That sure didn't take long.
The BCS trotted out just its second poll of the season earlier this week, but the man-vs.-machine debate is already at a full-throated roar.
Most people wait until the end of the season to crank up the volume because by then, the number of teams getting hosed has been trimmed to a manageable few.
What's given the debate more immediacy is that more big-time programs are unbeaten two months into the season -- the largest number in 21 years -- and as many as five legitimate title contenders could hit the tape with perfect records.
What's made it impossible to ignore is that Notre Dame, college football's lightning rod, has landed squarely in the middle of that pack.
Last Saturday, the Fighting Irish ventured into Doak Campbell Stadium, a very hostile environment, and punished what was supposed to be a good Florida State team.
How good does that make Notre Dame?
Everybody has an opinion. This was FSU coach Bobby Bowden's: "They kept us bumfuzzled all day."
Turns out the Seminoles weren't the only ones who were bumfuzzled.

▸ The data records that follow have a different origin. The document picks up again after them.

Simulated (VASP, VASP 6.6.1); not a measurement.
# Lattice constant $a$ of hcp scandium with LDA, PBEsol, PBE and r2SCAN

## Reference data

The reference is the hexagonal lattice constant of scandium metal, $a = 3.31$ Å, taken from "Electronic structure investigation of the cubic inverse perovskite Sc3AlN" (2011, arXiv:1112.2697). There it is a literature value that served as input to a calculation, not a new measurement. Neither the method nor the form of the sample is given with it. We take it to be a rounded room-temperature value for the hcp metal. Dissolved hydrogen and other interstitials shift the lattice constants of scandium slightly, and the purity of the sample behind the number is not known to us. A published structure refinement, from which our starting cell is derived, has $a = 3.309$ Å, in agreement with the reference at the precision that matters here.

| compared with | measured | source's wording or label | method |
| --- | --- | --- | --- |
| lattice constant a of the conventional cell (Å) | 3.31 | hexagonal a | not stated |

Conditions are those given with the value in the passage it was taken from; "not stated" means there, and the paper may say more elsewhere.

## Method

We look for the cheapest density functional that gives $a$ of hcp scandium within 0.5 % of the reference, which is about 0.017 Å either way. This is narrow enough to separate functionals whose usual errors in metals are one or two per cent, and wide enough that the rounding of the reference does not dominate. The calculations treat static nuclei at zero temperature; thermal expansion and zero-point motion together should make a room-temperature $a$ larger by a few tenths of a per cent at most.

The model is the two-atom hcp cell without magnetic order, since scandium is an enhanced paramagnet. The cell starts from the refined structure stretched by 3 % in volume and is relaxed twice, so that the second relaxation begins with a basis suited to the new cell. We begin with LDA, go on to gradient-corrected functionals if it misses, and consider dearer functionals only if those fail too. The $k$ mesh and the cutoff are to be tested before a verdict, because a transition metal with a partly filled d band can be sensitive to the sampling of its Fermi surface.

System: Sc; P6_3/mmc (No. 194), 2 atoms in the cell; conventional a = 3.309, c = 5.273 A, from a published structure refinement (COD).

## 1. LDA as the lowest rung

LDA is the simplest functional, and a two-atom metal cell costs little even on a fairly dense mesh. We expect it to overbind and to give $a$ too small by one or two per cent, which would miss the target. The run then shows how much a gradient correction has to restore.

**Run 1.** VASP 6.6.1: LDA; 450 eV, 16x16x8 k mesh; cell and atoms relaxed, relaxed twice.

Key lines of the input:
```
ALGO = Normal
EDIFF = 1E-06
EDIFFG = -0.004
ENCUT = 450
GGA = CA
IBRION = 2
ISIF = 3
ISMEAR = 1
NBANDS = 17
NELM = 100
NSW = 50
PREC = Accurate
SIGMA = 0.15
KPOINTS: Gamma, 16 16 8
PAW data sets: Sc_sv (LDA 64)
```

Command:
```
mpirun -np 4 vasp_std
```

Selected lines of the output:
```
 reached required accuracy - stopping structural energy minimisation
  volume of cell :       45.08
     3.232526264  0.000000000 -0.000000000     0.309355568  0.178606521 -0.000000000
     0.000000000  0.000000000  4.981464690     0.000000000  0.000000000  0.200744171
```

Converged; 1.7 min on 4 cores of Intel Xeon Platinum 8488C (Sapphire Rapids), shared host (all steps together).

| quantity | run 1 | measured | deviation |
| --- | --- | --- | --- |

For some reason, the coaches who vote in the USA Today-ESPN poll looked at ND 34, FSU 24 and decided to leave the Fighting Irish exactly where they were Saturday morning, at No. 6. The writers and broadcasters who vote in The Associated Press poll were impressed enough to reshuffle the deck, moving them up two places to No. 4.
Disagreements between the humans who vote in the AP and coaches polls are nothing new. They've been going on for decades; that's why the national championship came to be called a "mythical" title in the first place.
But most of the guesswork was supposed to be taken out of the process five seasons ago, with the advent of the BCS, or Bowl Championship Series.
There isn't room here to go into the intricacies of the latest BCS formula, but the simplified version is this:
Each team's total in the rankings is determined by four components -- the average of the two polls; the average of seven computers (worst score thrown out); number of losses; and strength of schedule. Bonus points are subtracted for "quality wins" over schools ranked in the BCS Top 10, but it doesn't apply in all cases.
Finally, the teams with the two lowest scores at the end of the season are matched in the national championship game, this time at the Fiesta Bowl on Jan. 3.
After being put through the BCS ringer, the Fighting Irish came out of the weekend in exactly the same place they began it, ranked No. 3.
The strong move in the media poll trimmed a full point from Notre Dame's BCS poll average, but the computers put some of it back on. A week after ranking first in four of the seven BCS computer systems, the Irish managed to snag only two this time-- the Colley Matrix and the New York Times.
"People see Notre Dame rising in the polls at the same time they're slipping in the computers and you can almost hear them thinking, 'Stupid humans,"' said AP poll voter Andrew Bagnato of the Chicago Tribune.
"On top of that, half the fans think we're rabid, pro-Notre Dame and half think we're hopelessly biased against the school. The truth," he said, "is if you're doing the job right, it takes too much effort to be biased."
You only learn so much about a team without watching them play. No team is the same in November as it was in September. Injuries crop up and roles change.
All the other factors in a long college season, from margin of victory to the timing of a loss to the way a team looks heading into the fourth quarter of a tough game on the road, are open to interpretation.
The suits in charge of the BCS would have you believe otherwise.
One of the computer operators-for-hire last year boasted, "I don't have to watch a minute of football. That's the whole point of having an objective system. I could be dead and gone and it wouldn't matter." That kind of thinking is why the BCS rankings have produced the wrong championship game matchup the past two seasons. The number of unbeatens means the odds on making it three in a row grow more daunting with each passing week.
That kind of suspense is exactly what makes the BCS the smashing success it's become. Fans of every team love complaining about injustices, and never more than when a solution exists -- a playoff system -- yet remains out of reach.
But this year, the BCS is treading on some dangerous turf. Oklahoma, Notre Dame and defending national champion Miami -- currently No. 1 in both polls -- could all wind up undefeated and one would get squeezed out of the title game.
"The argument for the BCS is that computers don't have biases," Bagnato said. "But let Notre Dame or Miami miss out and a lot of people would suddenly want to know exactly who was programming them."
Jim Litke is the national sports columnist for The Associated Press.